Farm Finance: Taking stock of high stock prices - will buying now pay off?

There can be some unintended consequences of higher stock prices, writes rural accountant and tax adviser Kieran Coughlan
Farm Finance: Taking stock of high stock prices - will buying now pay off?

One issue faced by some farmers who buy stock this time of year with the support of a stocking loan is they will find their usual stocking loan amount is in many cases not near adequate to fund the quantity of animals usually purchased. Picture: O'Gorman Photography.

Cattle prices are at a record high, which is fantastic for those with animals to sell, but not so good for those who have animals to buy. Hopefully, if prices remain strong, they will get a just reward when it comes time to sell. 

Speaking to one farmer this week, he said: "You’re either in the game, or you're not." His point was valid, and if you try to second-guess the market and jump in and out, it’s easy to get caught offside.

For those with cattle to sell or who have recently sold cattle, the strong prices received will have bolstered the bank balance, making the heady prices now commanded for store cattle and young stock are easier to stomach.

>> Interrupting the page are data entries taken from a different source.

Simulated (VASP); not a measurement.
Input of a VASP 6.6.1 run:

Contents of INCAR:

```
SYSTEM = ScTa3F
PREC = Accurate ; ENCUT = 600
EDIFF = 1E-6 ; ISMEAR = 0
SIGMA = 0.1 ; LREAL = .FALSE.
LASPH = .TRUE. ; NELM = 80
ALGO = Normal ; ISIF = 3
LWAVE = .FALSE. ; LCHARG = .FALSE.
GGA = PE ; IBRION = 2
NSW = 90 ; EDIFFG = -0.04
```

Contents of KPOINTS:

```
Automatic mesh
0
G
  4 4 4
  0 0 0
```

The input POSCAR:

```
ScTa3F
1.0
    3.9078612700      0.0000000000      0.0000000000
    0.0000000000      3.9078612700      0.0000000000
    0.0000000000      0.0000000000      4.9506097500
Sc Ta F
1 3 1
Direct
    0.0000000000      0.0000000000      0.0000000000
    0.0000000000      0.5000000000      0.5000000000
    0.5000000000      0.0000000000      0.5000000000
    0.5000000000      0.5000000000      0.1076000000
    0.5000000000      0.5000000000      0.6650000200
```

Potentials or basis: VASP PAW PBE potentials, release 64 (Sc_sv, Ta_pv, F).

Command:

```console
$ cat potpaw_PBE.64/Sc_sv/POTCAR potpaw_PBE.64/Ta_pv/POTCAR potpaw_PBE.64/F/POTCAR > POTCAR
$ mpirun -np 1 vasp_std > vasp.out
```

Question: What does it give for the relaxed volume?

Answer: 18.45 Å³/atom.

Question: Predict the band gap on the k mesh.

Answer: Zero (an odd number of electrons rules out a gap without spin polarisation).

There can be some unintended consequences of higher stock prices. One issue faced by some farmers who buy stock this time of year with the support of a stocking loan is they will find their usual stocking loan amount is in many cases not near adequate to fund the quantity of animals usually purchased.

Planning in advance and seeking additional credit is one option available. Obtaining additional credit before one needs it is a must as it can take away a lot of stress that comes with over-committing while under-resourced.

For an extension to bank credit, the bank may typically require a tax clearance certificate, three years' recent accounts, three years' income tax returns, three years' notices of assessment and an up-to-date listing of stock and creditors.

For smaller amounts, some banks have preapproval procedures which can speed up loan application process times, but in other, more complex cases, it can take a number of weeks or even longer to get an application processed and longer still should additional information be required.

Some farmers may prefer to take a credit line rather than a stocking loan. A credit line gives a farmer access to a maximum amount of funding and works like an overdraft, which can be drawn down at any stage over the approved period, usually set at 12 months but typically extended from year to year.

The farmer could choose to draw it all down, or none, or in multiple stages — the credit line can be drawn down and repaid and drawn down and repaid over and over again during the approval period.

The advantage of a credit line over a stocking loan is that one only pays interest to the extent that they have made use of that credit line and where the amount of credit taken reduces, say for example, when a farmer temporarily repays their credit line, the farmer will benefit from an appropriate discount in the interest charged.

With a stocking loan, where a farmer repays the loan, they typically don’t have the capacity to redraw down that loan, meaning the farmer doesn’t have the capacity to get credit for funds they may have themselves, which they could apply against the loan temporarily.

For those whose wish to derisk, not taking on additional credit, the options include carrying a lower number of animals, but understocking can lead to inefficiencies and in that context it might be worthwhile considering either selling surplus grass or silage, contract rearing, cropping with barley, or contract growing maize. 

Each of these options need to be thought-out and the economic return estimated alongside considering available time and resources.

In the case of farmers who have sold cattle at high prices and are reinvesting in cattle, there are accounting and tax implications which should also be considered.

For accounting purposes, stock is carried in the accounts at cost, meaning the cost of animals bought in 2025 and to be carried into 2026 will, for a farmer with a December year-end, not be factored against profits until next year, but there is one tax relief which can help in these circumstances.

Where a farmer's closing stock of animals has increased in value, then it is generally possible to claim stock relief at a rate of 25%, which can take some sting out of the tail, but making an election to claim stock relief can affect unused losses or capital allowances forward.

A young trained farmer or farmer in a registered farm partnership can get stock relief at 100% or 50% subject to certain limits. As always, farmers should obtain professional advice relevant to their own circumstances.